Body, Mind, Behavior

Book Information
Dell Publishing
Paperback: 365 pages
ISBN-13: 978-0440307655

Amazon

Body, Mind, Behavior
Synopsis  


This first book is actually a collection of articles, most of which were originally published in The New York Times Magazine. Some of these articles can be found on the Articles page of this site.

The question this books asks is: Why do people behave the way they do? In the articles collected in Body, Mind, Behavior, Scarf highlights the frontiers of research in human behavior: When does a fetus become a person? What leads a woman to attempt suicide? How much do sex hormones contribute to behavior? How do you define sanity and madness? What is a hangover? (Surprisingly, no one really knows.)

Guided by a fascination with how and why we humans behave as we do, Scarf looks for answers in areas that extend from biomedicine to sociology to psychoanalysis. The experiments and technical breakthroughs she discovers are translated for the reader into language that is both readily understood and relevant to everyday life.

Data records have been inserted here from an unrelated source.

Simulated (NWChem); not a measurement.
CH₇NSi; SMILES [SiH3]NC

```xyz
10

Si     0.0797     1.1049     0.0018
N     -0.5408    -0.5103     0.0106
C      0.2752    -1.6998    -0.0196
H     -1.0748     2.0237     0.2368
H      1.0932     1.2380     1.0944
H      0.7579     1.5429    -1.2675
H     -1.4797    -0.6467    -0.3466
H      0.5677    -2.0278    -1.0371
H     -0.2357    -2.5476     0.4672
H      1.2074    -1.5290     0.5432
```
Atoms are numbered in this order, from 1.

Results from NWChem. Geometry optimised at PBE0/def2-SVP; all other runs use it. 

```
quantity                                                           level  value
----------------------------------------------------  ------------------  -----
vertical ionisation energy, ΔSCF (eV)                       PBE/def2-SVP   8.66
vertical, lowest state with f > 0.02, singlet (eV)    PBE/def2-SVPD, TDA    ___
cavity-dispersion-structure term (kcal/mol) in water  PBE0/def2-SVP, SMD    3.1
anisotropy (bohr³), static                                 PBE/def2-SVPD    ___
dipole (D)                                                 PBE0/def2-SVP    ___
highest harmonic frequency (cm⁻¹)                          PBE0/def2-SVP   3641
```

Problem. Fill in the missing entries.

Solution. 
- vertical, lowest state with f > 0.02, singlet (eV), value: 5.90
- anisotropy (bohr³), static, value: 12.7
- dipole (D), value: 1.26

Scarf also interviews the people who were carrying on the most exciting work in behavioral science in the 1970s: Jane Goodall, famed for her work with chimpanzees in the Gombe Preserve; Jose Delgado, whose experiments in brain stimulation would, one day, he hoped, help to construct "happier, less destructive, better balanced" people; John Bowlby, the English psychoanalyst who looked to ethology for insight into human attachment; Thomas Szasz, who claimed that normality is a square circle or a four-sided triangle; and R. D. Laing, psychiatrist, philosopher, prophet, social critic, and cult leader.